Digital Spies, Infrastructure (In)security, and the Culture of Computing
A Discussion of the XZ Attack
Greetings, Travelers!
Welcome to real summer. These summertime shots are just things I happened to see over the last week, no real theme. I did take an image, for the 100th time failed to hit where I was aiming, that warrants an essay. I decided, however, to postpone the image and discussion as a distraction from today’s issue, digital spying.
One of the things I think and write about is “security,” in several senses of the word. And “spying” is an occasional theme of Intermittent Signal, usually as something more than metaphor for our times, and its crazy discourses.
Dispatches from the Cold: University Today, Everyman the Spy and Soft Colors
And one might write about computing and the duality of language as central to the very idea of computing and of spying, at least humint. Turing, codes, both secret and social, and so forth. But as intellectuals need to be reminded that sometimes a cigar is just a cigar, sometimes a spy is just that, a spy. This is a story about one of those times.
On March 29, 2024, Andreas Freund, a Microsoft engineer, announced that Linux, the free operating system that runs untold personal, commercial, and governmental computers worldwide, had been attack and was at imminent risk of serious compromise. Freund Announcement of XZ Attack.
In broad outline, the attack worked like this. Linux is updated regularly via distributions of software to users. A forthcoming distribution contained software that inserted a “backdoor,” which is a form of malware that negates a system’s normal authentication processes. Someone using the backdoor would have total access to the computers programing and data, that is, complete control. Given the critical missions run on Linux machines, this is a very scary possibility. The malware was caught, and the distribution was not made, and calamity was averted. This appears to have been the computer security equivalent of 1983’s Able Archer nuclear scare, in which the Soviets became convinced that a NATO exercise was in fact mobilization for a first strike.
My friend Perry Alexander is a computer scientist of considerable renown, who uses “formal methods” for “high assurance” systems, often in military contexts. Over the years, I have spent time with Perry and some of his colleagues, mostly talking about the meanings of what they do. I find such discursive “colleges” fascinating. In particular, there are important similarities, and of course differences, among the understandings of “security” in cybersecurity, counterterrorist, and military discourses, to say nothing of diplomacy or finance. Mark Maguire and I tried to generalize some of this thinking in Getting Through Security: Counterterrorism, Bureaucracy, and a Sense of the Modern.
The xz attack is Perry’s nightmare. We started talking, in person and via emails. I suggested he try to explain the situation to a non-specialist audience, which I would be happy to publicize. He agreed. What follows is a barely edited synthesis of Perry’s communications. After some thought, I’ve decided to leave it pretty much untouched because the diction provides a real window onto a world. “You” is me, David (back, pedants!) and whoever is looking over my shoulder. A few notes are in brackets. It’s a fascinating, and terrifying, story. Enjoy.

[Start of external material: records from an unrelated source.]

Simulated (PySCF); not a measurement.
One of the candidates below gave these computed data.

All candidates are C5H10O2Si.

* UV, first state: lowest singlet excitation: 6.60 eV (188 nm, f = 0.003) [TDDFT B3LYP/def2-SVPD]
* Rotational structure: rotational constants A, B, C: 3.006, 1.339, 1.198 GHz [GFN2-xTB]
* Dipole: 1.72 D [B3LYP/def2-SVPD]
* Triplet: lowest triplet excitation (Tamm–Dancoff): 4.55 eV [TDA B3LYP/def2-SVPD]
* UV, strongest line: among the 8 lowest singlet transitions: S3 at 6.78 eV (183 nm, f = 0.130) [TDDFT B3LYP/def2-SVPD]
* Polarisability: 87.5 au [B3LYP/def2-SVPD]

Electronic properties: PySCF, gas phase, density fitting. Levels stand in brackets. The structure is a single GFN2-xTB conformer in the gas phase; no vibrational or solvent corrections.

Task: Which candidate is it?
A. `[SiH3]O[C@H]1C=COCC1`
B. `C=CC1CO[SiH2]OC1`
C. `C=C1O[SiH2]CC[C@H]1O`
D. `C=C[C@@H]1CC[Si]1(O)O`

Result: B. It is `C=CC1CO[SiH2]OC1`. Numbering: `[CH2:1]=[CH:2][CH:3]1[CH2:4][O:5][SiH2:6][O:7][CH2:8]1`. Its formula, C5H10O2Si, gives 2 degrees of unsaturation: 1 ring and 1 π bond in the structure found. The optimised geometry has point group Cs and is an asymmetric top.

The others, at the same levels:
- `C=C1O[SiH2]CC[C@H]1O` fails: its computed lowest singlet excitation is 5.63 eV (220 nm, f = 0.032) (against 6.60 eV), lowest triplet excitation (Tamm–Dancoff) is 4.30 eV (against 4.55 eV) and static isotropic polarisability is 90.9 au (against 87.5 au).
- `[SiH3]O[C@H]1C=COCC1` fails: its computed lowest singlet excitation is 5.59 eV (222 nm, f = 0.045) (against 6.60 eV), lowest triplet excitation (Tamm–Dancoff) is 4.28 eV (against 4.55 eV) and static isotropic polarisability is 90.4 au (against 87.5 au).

On the weekend of 29 March 2024 an engineer from Microsoft announced that the software community had a problem. An adversary, almost certainly nation state, had run a brilliant multiphase attack. The attack included elements of social engineering, supply chain, and technical hacking run over a number of years. Fake identities were established and a circle of trust infiltrated. Once trusted, the fake identities compromised a key path for delivering software to Linux distributions. The software they delivered used an innocuous utility for compressing data to insert a backdoor that allowed executing anything at any privilege level. The keys to the kingdom.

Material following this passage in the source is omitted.